The frantic growth in house prices is showing its first sign of slowing down, says Rightmove.

In its latest monthly market snapshot, the portal says asking prices rose 0.8 per cent – that’s the equivalent of £2,509 on the average asking price in just four weeks.

This was the largest rise at this time of year since 2015, and prices are now at a record in all countries and regions of Britain.

However, Rightmove says high prices combined with an all-time low in the number of available properties on agents’ books are starting to slow the pace. Buyer demand is still ahead of supply but  sales agreed in May were only 17 per cent ahead of the same period in 2019, slackening from April’s figure of 45 per cent.

The number of sales agreed on properties over £500,000 in May was 49 per cent above the same period in 2019, despite buyers knowing they will miss the maximum stamp duty saving that comes to an end in June.

In terms of the regional picture, Welsh prices rose by 14.6 per cent since March 2020; South West England prices are up by 11.4 per cent with properties selling more quickly than ever recorded previously by the portal.

Tim Bannister, Rightmove’s director of property data, says: “Buyer demand remains very strong, though with an all-time low in the number of properties available for sale on estate agents’ books and new stock at higher than ever average prices, there are early signs of a slowing in the frenetic pace.

“Since the market re-opened last May in England we have seen huge jumps in the numbers of sales being agreed, but these are now rising at a slower pace. Record low interest rates and stamp duty tax reliefs have helped many to afford higher prices, satisfying their pent-up desires for a new home fit for a new era.

“Some of that demand has now been met, and the phasing out of stamp duty reliefs has also taken away some of the urgency to move, though our high traffic and search data indicate that there is still strong buyer demand.
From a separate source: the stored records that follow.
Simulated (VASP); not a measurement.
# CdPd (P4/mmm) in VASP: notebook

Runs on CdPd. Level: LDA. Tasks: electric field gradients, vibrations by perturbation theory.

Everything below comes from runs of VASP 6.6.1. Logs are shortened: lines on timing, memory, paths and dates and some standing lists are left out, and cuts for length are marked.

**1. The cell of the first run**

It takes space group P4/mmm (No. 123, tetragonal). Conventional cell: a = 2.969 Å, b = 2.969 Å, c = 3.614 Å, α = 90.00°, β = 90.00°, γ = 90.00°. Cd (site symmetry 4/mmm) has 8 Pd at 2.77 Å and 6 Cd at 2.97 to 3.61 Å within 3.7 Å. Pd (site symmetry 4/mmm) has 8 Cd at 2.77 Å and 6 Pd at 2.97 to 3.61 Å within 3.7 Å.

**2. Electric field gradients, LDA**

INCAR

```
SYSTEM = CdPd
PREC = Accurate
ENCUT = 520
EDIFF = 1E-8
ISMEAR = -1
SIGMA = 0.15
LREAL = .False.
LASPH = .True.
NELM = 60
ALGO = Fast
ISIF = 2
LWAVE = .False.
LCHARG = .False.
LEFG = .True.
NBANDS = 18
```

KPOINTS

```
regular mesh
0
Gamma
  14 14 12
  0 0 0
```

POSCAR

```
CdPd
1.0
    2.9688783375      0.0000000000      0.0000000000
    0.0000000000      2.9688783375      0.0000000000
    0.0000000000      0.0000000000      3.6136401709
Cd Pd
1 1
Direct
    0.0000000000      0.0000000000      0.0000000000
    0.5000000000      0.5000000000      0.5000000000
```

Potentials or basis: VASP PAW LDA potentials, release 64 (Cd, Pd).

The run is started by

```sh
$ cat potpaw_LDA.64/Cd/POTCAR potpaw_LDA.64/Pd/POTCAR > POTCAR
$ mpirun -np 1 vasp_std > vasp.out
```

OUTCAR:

“However, higher prices combined with a lack of fresh choice coming to market are reducing some buyers’ ability or desire to move, and while we expect the market to remain robust, there are early signs of a slackening in the incredible pace of activity that we’ve seen over the last year. This super-charged activity cannot go on forever, but we expect the market to remain vigorous for at least the remainder of the year.”